Mark A. Mandel
mamandel at UNAGI.CIS.UPENN.EDU
Wed Nov 20 14:39:31 UTC 2002
My wife passed this on to me in the spirit of the season, unaware (I
believe) of our recent discussions on the turducken, the churkendoose,
and similar polyavians.
-- Mark A. Mandel
---------- Forwarded message ----------
Date: Wed, 20 Nov 2002 08:11:04 -0500
>>From today's NY Times:
November 20, 2002
Turkey Finds Its Inner Duck (and Chicken)
By AMANDA HESSER
ONCE upon a time, possibly at a lodge in Wyoming, possibly at a butcher
shop in Maurice, La., or maybe even at a plantation in South Carolina, an
enterprising cook decided to take a boned chicken, a boned duck and a
boned turkey, stuff them one inside the other like Russian dolls, and
roast them. He called his masterpiece turducken.
In the years that followed its mysterious birth, turducken has become
something of a Southern specialty, a holiday feast with a beguiling
allure. There are some Cajun butchers, like Hebert's Specialty Meats, who
have made it their signature, stuffing dozens of turduckens each week, and
shipping them frozen around the nation. At Thanksgiving time, Hebert's
production leaps to nearly 5,000 a week.
"I think it's like the deep-fried turkey that came to the fore a few years
back," said John T. Edge, the director of the Southern Foodways Alliance
in Oxford, Miss. "It's a fairly exotic meal that has gone mainstream."
"When I visited my father in Macon, Ga.," Mr. Edge added, "he had a
turducken that he bought cut rate from Sam's Club in his freezer."

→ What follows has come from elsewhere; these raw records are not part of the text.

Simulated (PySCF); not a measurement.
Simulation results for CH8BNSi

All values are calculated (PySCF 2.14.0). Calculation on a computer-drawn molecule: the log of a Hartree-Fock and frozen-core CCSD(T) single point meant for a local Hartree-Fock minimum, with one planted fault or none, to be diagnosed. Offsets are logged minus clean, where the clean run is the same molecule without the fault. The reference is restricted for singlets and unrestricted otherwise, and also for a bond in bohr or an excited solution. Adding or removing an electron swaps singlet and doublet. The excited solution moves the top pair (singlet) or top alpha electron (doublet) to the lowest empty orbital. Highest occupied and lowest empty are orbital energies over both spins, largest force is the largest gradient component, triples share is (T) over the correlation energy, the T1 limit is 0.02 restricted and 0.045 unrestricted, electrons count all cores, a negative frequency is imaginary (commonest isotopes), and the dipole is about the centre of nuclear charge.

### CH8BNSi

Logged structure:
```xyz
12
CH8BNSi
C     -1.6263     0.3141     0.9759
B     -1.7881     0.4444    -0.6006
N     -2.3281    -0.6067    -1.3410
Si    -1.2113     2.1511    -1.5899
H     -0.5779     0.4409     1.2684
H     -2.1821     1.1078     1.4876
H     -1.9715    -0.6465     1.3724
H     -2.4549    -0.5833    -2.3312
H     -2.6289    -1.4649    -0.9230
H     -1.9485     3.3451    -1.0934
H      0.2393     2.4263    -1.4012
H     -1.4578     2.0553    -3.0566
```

But since many people don't seem to mind dunking an entire turkey in
boiling oil, it doesn't seem so ambitious to try stuffing a duck stuffed
with a chicken into a turkey, rather than buying it prepared. It seemed
straightforward from a cooking point of view, and the results were
tantalizing. A well-prepared turducken is a marvelous treat, a free-form
poultry terrine layered with flavorful stuffing and moistened with duck
fat. When it's assembled, it looks like a turkey and it roasts like a
turkey, but when you go to carve it, you can slice through it like a loaf
of bread. In each slice you get a little bit of everything: white meat
from the breast, dark meat from the legs, duck, carrots, bits of sausage,
bread, herbs, juices and chicken, too.
I called Paul Prudhomme, the Louisiana chef who has long proclaimed
himself the inventor of the turducken. He insisted that to truly
understand turducken, you need to bone all of the birds and prepare three
stuffings, one for each layer of meat, and cook the whole for 12 hours.
(And yet, purist though he is, Mr. Prudhomme would not reveal the name of
the lodge in Wyoming where he says he came up with the dish, when exactly
he created it, or even his age.)
Leaving aside the mystery of its birth, perhaps the more interesting
question is why turducken hasn't caught on more north of the Mason-Dixon
line, especially at Thanksgiving, when even the most rigid cooks toss
There are a few diehard fans, like John Madden, the colorful N.F.L.
football analyst, who usually buys three to last him and his broadcast
crew through the Thanksgiving Day game. "The first one I ever had I was
doing a game in New Orleans," Mr. Madden said. "The P.R. guy for the
Saints brought me one. And he brought it to the booth. It smelled and
looked so good. I didn't have any plates or silverware or anything, and I
just started eating it with my hands."
Mr. Madden gets his turduckens from the Gourmet Butcher Block in New
Orleans. Between each layer of bird is a different dressing. "And when
you get the whole combination the oyster dressing, the spicy dressing and
the rest it's pretty doggone good," he said.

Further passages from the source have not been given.